At the same time developers Dandara are appealing against a decision to refuse planning permission for eight more homes on the site of a 100-place car park near the church.

And supermarket Waitrose have cut the maximum stay for shoppers in its car park to just 90 minutes.

Now local shopkeepers and business owners are demanding councillors urgently come up with a parking solution before Ampthill is turned into a ghost town.

They point out that several town centre shops have closed in recent months, including the long-established Richardson’s jewellers, along with the town’s only bank.

The latest victim is the popular Cook’s Collection shop and café in Bedford Street, who said on Facebook: “Unfortunately, due to the pressures facing such as the bank closure, Waitrose car parking issues and further planned parking restrictions, this has resulted in reduced footfall to all businesses.”

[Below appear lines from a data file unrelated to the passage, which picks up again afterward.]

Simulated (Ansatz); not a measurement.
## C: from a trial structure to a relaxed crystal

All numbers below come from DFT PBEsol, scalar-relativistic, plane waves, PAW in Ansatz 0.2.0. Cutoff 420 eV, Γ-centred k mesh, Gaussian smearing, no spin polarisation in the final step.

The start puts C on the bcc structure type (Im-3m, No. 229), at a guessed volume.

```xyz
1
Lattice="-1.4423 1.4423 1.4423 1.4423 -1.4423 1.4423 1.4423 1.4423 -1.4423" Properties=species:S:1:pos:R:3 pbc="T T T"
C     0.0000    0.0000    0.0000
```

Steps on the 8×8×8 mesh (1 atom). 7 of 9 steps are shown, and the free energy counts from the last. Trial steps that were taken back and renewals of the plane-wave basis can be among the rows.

At a breakfast meeting organised by the Ampthill Business Chamber, Anthony Northey warned restricting on-street parking would “destroy Ampthill as a shopping centre”.

He said: “Neither the town council nor Central Bedfordshire Council has a proper parking strategy.

“A survey showed there was a deficiency of between 100 and 150 parking spaces in 2014. Since then the population has mushroomed with large scale housing developments and now we face losing another 30 to 40 spaces. It’s stupid to ban parking without providing any alternative.”

Local builder Mick Driver told the meeting that both town and district councils had let the town down.

He called on councillors to negotiate to buy the Dandar site from the developer and run it as a car park for people working in the town and those coming in to shop.

A spokesman on Ampthill TV Forum site said: “What will be left of the local shops? All we seem to have now is estate agents, eateries, coffee shops, and charity shops.”

Recalling the town during the 1980s, she added: “We used to have two chemists, four butchers, two or three grocers, a dairy, a DIY, a greengrocer and two or three clothes shops.

“You could buy a pair of knickers or pants and the elastic to go in them. You could buy a coffee at the White Hart, to say nothing of the best fish and chips. You didn’t really need to go into Bedford. It was all on your doorstep.”